City Heaven, Imre Kinszki
Afew years ago, still operating under the dazzling, jackknifed hand of David Mitchell, English novelists seemed to enjoy a roller-coaster thrillride and to produce echo-chamber pieces where the plot is made by a maze of interlocking pieces. Mitchell’s Cloud Atlas, of 2004, brings the reader from an imaginary Pacific diary circa 1850 to a dystopian, post-apocalyptic future; each narrative and dramatization is connected by the use of recording devices, and by the end Mitchell lets the story-line bounce back to its inception, as though echoing a distant foghorn. What in Mitchell remains a swan-dive—a serene, ageless, buoyant rumble—in Tom McCarthy becomes almost titanic, as if the author, throwing in an occasional elbow, felt the necessity of a high-wire athleticism and as if the interlocking system could only work properly by pushing aside parabolic blocks of sound.

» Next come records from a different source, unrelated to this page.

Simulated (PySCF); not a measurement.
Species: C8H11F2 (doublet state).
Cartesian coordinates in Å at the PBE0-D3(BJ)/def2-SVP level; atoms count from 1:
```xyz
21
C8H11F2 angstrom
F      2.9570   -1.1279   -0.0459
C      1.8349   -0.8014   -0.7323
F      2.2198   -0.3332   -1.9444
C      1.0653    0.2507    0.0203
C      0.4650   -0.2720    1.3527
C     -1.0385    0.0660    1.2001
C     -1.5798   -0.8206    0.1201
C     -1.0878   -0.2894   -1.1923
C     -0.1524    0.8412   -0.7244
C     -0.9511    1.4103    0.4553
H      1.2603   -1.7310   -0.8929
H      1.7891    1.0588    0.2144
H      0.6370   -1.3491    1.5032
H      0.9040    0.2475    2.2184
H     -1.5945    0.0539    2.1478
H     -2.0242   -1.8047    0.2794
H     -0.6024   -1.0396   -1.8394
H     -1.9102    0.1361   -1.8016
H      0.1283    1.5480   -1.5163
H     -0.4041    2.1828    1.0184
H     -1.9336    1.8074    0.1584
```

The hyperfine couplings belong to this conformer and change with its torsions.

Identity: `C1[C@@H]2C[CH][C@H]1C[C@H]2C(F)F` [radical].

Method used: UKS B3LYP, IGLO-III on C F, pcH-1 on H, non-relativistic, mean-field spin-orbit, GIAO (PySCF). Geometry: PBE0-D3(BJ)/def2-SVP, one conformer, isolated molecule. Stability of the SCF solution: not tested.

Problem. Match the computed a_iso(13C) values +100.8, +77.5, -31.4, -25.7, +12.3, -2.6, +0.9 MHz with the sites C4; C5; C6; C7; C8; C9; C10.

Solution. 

A writer specializing in scientific knowledge and Latourian networks of sense, McCarthy is seeing now his second novel, Men in Space, released in the United States and packaged as the work of a “young and British Thomas Pynchon.” As Stephen Burn observed on the New York Times, the template for this book is to be found as much in postmodern fiction as it is in William Gaddis’s midcentury masterwork, The Recognitions. The preoccupation with acoustic devices and a radio dial, moreover, recalls Ismail Kadare’s The File on H, from which derives the sardonic set-piece of the disoriented police agent who tries to spy on a character and is progressively frustrated by the intimation of dullness involved in his task. But what is interesting in McCarthy’s rich and encyclopedic text, following a stolen pious painting from Sofia to Prague and formally dedicated to the theme of disintegration in Central Europa after the fall of Communism, is not limited to literature.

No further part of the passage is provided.